Oh, but look - there's Geri and Megan! They're spoiling it for all the customers! They've attached themselves to the ceiling on an elastic harness so they can just yo-yo down onto the bed every few seconds and sell stuff! Is that a problem?... No, not at all. In fact it's hilarious! Ah, how wonderful it is when your tool's out of action and you're actually able to see the funny side of this perfectly-crafted piece of televisual entertainment.
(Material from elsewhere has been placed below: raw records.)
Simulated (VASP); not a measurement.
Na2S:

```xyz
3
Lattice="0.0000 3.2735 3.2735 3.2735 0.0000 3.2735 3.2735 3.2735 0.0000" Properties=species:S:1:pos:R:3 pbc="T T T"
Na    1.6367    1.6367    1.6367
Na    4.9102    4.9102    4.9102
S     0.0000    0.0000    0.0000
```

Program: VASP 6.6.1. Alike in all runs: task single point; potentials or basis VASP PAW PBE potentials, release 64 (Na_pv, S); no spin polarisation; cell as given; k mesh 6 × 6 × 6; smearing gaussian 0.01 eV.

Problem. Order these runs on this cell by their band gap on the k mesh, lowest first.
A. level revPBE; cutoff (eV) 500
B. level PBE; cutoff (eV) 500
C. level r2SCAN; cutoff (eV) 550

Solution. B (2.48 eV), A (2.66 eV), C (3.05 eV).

But what's this?... Geri and Megan? Disconnecting themselves from the harness and walking off set, leaving just a girl on the phone?... Oh, it's boring now. Thirty whole seconds have elapsed with no voice-over, no adverts... Forty seconds... Forty-five... Might as well switch off - it's just tits and sex and stuff... Fifty seconds, fifty-one, fifty-two... Oh it's okay! The world's number one top-selling VO glamour team are back, thank God!! Nearly a whole minute without a piece on the mic though - must remember to complain about that on the forum. How dare they ignore the vitally important business of amusing viewers who've taken the trouble to have a wank before the show started? And for 53 long seconds too - disgusting!!!
Use my Have a Wank Before Babestation Starts system, and by midnight you'll be ready to head for bed with a smile on your face and no impact whatsoever on the old bank balance. Unless of course you get turned on by the thought of hot women selling sexual content to intelligent, intermediate, completely stupid and blind pissed viewers alike. In that case, you're probably gonna want to stay watching for a little longer, and if Geri or Megan should take to the phone, or any other girls do lots of sells on the mic, I'm afraid you are still gonna spend money. Sorry.